Labor Day has come and gone, but the festivities aren’t over yet.

The city’s Labor Day Parade will take to Fifth Avenue in Manhattan at 10 a.m. Saturday with a message of unity.

“Attacks on working people continue to increase around the country,” said Vincent Alvarez, president of the New York City Central Labor Council, which organizes the parade. “All eyes are on us in New York City. We need to show we are working together and leading the way.”

Alvarez called it the oldest and largest Labor Day parade in the nation, with roots dating to 1882.

But in recent years there seem to be more marchers than spectators. Alvarez said that’s not a problem.

“You have to look at our parade differently from other parades,” Alvarez said. “Anyone who is associated with a union or wants to be part of a union can march with us and not just view as spectators. It’s more of a march.”

Richard Steier, editor of the Chief-Leader who has covered New York City labor for decades, said the parade is an important annual event for the unions.

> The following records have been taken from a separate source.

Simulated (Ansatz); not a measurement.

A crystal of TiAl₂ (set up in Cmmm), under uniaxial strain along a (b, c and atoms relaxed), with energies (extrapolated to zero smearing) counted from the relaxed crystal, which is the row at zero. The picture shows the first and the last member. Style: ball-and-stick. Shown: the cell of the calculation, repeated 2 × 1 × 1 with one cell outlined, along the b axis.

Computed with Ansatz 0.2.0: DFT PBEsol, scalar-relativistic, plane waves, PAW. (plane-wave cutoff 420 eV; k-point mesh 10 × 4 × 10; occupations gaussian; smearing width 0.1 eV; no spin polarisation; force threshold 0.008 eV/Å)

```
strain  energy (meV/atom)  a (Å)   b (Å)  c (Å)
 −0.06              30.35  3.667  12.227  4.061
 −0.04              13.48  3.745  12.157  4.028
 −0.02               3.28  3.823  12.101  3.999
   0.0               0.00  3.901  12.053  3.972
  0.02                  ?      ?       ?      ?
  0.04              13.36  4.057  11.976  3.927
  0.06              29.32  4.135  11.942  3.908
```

“It’s a chance for them to show their colors and remind people that there is a labor movement and make sure their voices are heard,” Steier said.

The parade will step off at 44th Street, and Edgar Romney, secretary-treasurer of Workers United SEIU will serve as grand marshal. This year’s marchers hope to call attention to the Constitutional Convention question on the November ballot.

Voters will be asked to vote yes or no on whether to hold a Constitutional Convention, which could allow sweeping amendments to the New York State Constitution.

Some groups have argued that a convention could help make changes to root out corruption — others worry it could open the door to dismantling decades-old rights for union members.

Alvarez said all state unions, including law enforcement, construction trades, teachers and other municipal workers are strongly opposed to holding a convention.

“The convention would be run and controlled by special interests, Albany insiders and lobbyists,” he said. “Pensions, prevailing wage, collective bargaining are enshrined in the New York State Constitution. They protect all working people, not just unionized workers.”

The parade is also an opportunity for elected officials to campaign and get face time with union leaders and members.

And there’s always a chance for political drama.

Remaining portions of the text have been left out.